Browser Performance, Stability, and the bane of HTML Thrashing
Jeremy Streeter
Senior Technology Leader | MS in Software Engineering | Empathetic | Heuristic | People Focused
You may hear web developers talk about ReactJS or virtual DOM and wonder why they are talking about it. It helps to solve a problem many web applications suffer, but particularly something called HTML Thrashing.
Let us discuss this scenario to describe and understand thrashing. You have a data entry screen with repeated data, laid out into a table with columns. Somewhere in this content, web developers have written some code that addresses a bug having to do with styling because the right side of the table is supposed to stick to the left side of a container. Fine.
When that code executes, it causes a cascade of HTML changes to fire, for instance each cell in the table resizes and may or may not have to handle that resize event. The more data, the more HTML on the screen displaying the data, the more elements on the web page that must react to that original event. It causes problems because a lot of this kind of code is recursive because it checks children, and those children check their children, and so on, to make sure the HTML elements look the way we expect. This recursive handling and sudden cascade of events is HTML Thrashing. It temporarily consumes the browser’s rendering memory to perform all the operations, and feels and looks slow.

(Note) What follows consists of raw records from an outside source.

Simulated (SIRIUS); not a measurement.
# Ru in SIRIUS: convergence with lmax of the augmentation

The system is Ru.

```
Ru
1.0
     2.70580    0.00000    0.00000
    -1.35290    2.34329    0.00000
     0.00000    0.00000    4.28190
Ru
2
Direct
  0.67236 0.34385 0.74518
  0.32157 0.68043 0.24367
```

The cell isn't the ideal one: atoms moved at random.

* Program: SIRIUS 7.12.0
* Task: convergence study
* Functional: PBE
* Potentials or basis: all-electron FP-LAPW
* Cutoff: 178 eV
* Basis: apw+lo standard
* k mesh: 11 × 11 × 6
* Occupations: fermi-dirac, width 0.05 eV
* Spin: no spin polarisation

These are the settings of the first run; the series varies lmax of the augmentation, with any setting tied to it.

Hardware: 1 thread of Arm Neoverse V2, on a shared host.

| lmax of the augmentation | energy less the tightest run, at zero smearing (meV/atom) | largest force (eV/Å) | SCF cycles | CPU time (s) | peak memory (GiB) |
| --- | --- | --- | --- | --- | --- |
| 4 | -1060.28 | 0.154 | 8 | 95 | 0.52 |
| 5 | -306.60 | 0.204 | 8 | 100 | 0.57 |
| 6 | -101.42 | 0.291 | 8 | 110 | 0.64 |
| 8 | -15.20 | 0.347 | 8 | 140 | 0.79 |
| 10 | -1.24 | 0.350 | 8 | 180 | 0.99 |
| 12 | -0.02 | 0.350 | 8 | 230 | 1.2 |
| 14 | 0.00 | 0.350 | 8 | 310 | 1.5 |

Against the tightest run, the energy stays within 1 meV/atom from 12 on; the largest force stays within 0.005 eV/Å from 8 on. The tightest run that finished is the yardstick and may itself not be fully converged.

In some cases, these series of events happen on every cell in every column to row in that table when a change occurs, often associated with 2-way “dirty check looping” data binding, which includes loops to check for (dirty) changes all the time.
You can understand why thrashing is bad from my description I think, but to put it plainly: thrashing makes a web page behave slowly because it cannot render fast enough.
The way we might reduce thrashing involves different solutions.
One of the most popular solutions is virtual DOM. Many developers make custom virtual DOM solutions to best fit their needs. ReactJS is a well marketed, robust, and code managed and supported virtual DOM platform.
As a library, ReactJS uses observable updating. ReactJS, one of the many virtual DOM solutions out there, is a library that makes changes in a virtual DOM (not yet rendered code-only HTML), which updates based on observables, and then provides changes all at once to the actual DOM; (this is an intentional simplification). These are really the basics of a virtual DOM in general.
Virtual DOM is all about making changes to a code-only version, a copy, of the current HTML displayed, and then providing those changes to the browser at intervals for reducing HTML thrashing and decrease the render time. It feels fast, while the HTML still thrashes once in a while, it does so considerably less because it does not have to compensate for individual changes on the DOM as frequently.
The less an application needs to maintain 2-way data binding with loops, the more likely that the performance of the application does not need such strict UI management. AngularJS 2 involves virtual DOM, along with a number of other templating platforms. The solution an organization picks for use with virtual DOM should really involve whether a software solution is new or existing and how mature the application is into the development process. HTML Thrashing typically becomes an issue with complex, large data lists that require many data interactions.
An excellent way to manage thrashing is through server-side paging, which inherently reduces the size of the data sets hitting the browser, making it considerably easier to render and run more quickly. This places a lot of responsibility on the web servers and impact how they performance, really making it important that the web application undergoes thorough and robust load testing for both speed and stability.
I am certain there are other ways to mitigate HTML Thrashing, and increase the performance and stability of a web application, but these are the two I see as the opposing sides of the board.
With my experience in dealing with this problem, I am a fan of the server paging approach. Placing the responsibility of data management and data interactions squarely on a server compartmentalizes the functionality of concerns, and makes the browser do what it is good at: displaying the data read and sent to and from a server. Even if the number of requests to and from a server increases, the decrease in responsibility placed on the browser reduces the potential problems is well worth the effort.
Whatever choice an engineering team makes, it is worth evaluating a rapid prototype of both of the options provided above to compare them.